Editorial
The coming colour
Though Basil Rajapaksa, Mahinda Rajapaksa and Gotabaya Rajapaksa have resigned in that order, the Rajapaksa clan on the back of which much of Sri Lanka’s present woes are laid, remains alive and kicking and is very much a part of the country’s political equation. When then Prime Minister Ranil Wickremesinghe appointed his first cabinet following GR’s stunning elevation of a one man show as the head of his government, there were no Rajapaksas in the new line up with several old faces dropped. But there was a reappearance of Shasheendra Rajapaksa among the recently appointed state ministers. Now there’s been a public statement by an SLPP grandee that heir apparent Namal baby is suitable for reappointment to the cabinet. There have also been calls for previous ministers to be taken back to the fold. With at least a semblance of normality restored on the fuel and gas front, those out in the cold seem to believe that the time is right to get back to business.
President Ranil Wickremesinghe is all too aware of the national mood and the near unanimous public opinion on the Rajapaksas and the jumbo cabinets we have known too often in our contemporary political history. But these are realities he must live with. Gotabaya is back in the country although it wasn’t that long ago that Wickremesinghe told the Wall Street Journal that he didn’t think the time was right for GR’s return. Though Basil is out of the country for a few months, it is very well known that he continues to pull many of the SLPP’s strings. Mahinda shows up in parliament now and then although he seldom speaks on the public domain. And Namal is knocking at the door.
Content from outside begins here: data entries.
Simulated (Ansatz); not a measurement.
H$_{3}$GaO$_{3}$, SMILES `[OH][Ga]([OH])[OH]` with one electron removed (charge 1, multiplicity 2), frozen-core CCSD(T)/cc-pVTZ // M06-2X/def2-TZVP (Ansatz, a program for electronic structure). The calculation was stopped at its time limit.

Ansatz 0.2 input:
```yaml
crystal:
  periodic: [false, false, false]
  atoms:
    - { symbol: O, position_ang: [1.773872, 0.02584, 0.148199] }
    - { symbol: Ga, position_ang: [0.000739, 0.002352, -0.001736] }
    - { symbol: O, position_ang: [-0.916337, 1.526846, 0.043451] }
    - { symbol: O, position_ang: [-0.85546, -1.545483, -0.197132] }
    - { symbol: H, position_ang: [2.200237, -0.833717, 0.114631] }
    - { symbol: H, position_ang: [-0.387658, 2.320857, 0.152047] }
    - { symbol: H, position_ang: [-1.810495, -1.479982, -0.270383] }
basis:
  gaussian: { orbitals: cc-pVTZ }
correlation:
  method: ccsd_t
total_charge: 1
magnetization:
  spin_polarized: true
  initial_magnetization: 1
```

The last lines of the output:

Though Wickremesinghe very much desires to show the country that he’s running a tight ship at minimum cost to the taxpayer, until the time comes after February 2023 when he is empowered to dissolve parliament, he is the prisoner of the SLPP. It is that party which elected him to office and the Rajapaksas are very much in control there. It is all too clear that he must do what the discredited Rajapaksa party wants him to do at this point of time. Having dragged his feet a little bit about the appointment of the state ministers, he succumbed a few days ago and appointed as many as 38 of them. No effort whatever has been made to justify such appointments. What has only been attempted up to now is to say that they will draw no salary outside their parliamentary emoluments.
Egg has been publicly rubbed on the collective face of the government both by mainstream and social media demonstrating that the difference of a few thousand rupees in salaries drawn is irrelevant compared to the cost of taxpayer paid perks and privileges they will enjoy. Now the president is on the verge of appointing new ministers to the present 20-member cabinet and this is likely to be completed in the short term. The constitution permits the appointment of 30 ministers, which can go up if we have a national government, and fishing expeditions by aspirants are already visible. It has also been said in public that the previous ministers, many of them anathema to the people, must be reappointed. We need not labour the fact that already there are bad hats in office.
Not very long ago we saw former Agriculture Minister Mahindananda Aluthgamage, the public face of then President Gotabaya Rajapaksa’s calamitous ban on chemical fertilizers, saying in parliament that he was not responsible for the ban. He said that fertilizer under his ministry was the subject of a state minister (Shasheendra Rajapaksa now back in office as State Minister of Irrigation). He even claimed that he had canvassed the ban with then President Gotabaya Rajapaksa. The whole country was privy to Aluthgamage’s passionate defence of the ban at that time and saw countless effigies on the minister torched by angry farmers. Yet he has the brass to attempt to distance himself from that action in which he fully participated, in what seems very much like an attempt to return to cabinet office.
President Wickremesinghe has made little headway in his attempt to form a National Government or Government of National Unity. There seems to be few buyers at political party level but individual defections for consideration of office is very much a part of this country’s political history. Already two Samagi Jana Balavegaya MPs, Harin Fernando and Manusha Nanayakkara are in the cabinet. So also seniors of the Sri Lanka Freedom Party (SLFP) like Nimal Siripala de Silva and Mahinda Amaraweera. There are many more SLFPers who are state ministers and of the 14 SLFP MPs elected to the sitting parliament only five remain loyal to party leader Maithripala Sirisena. While some parties have begun domestic inquiries against rebels, few expect them to lose their seats in terms of existing anti-defection laws.
We will know very shortly what the new cabinet will look like and what the 2023 budget will bring for the country. It has already been made clear that the wealthy will have to suffer a major tax blow. Our contemporary history amply demonstrates that the tax administration is very good at squeezing already squeezed lemons and more of that will shortly be in evidence in the context of the prevailing massive tax evasion. That, together with the lack of equity which is a basic principle of taxation, is a long evident fact of life in this so-called democratic socialist republic ours.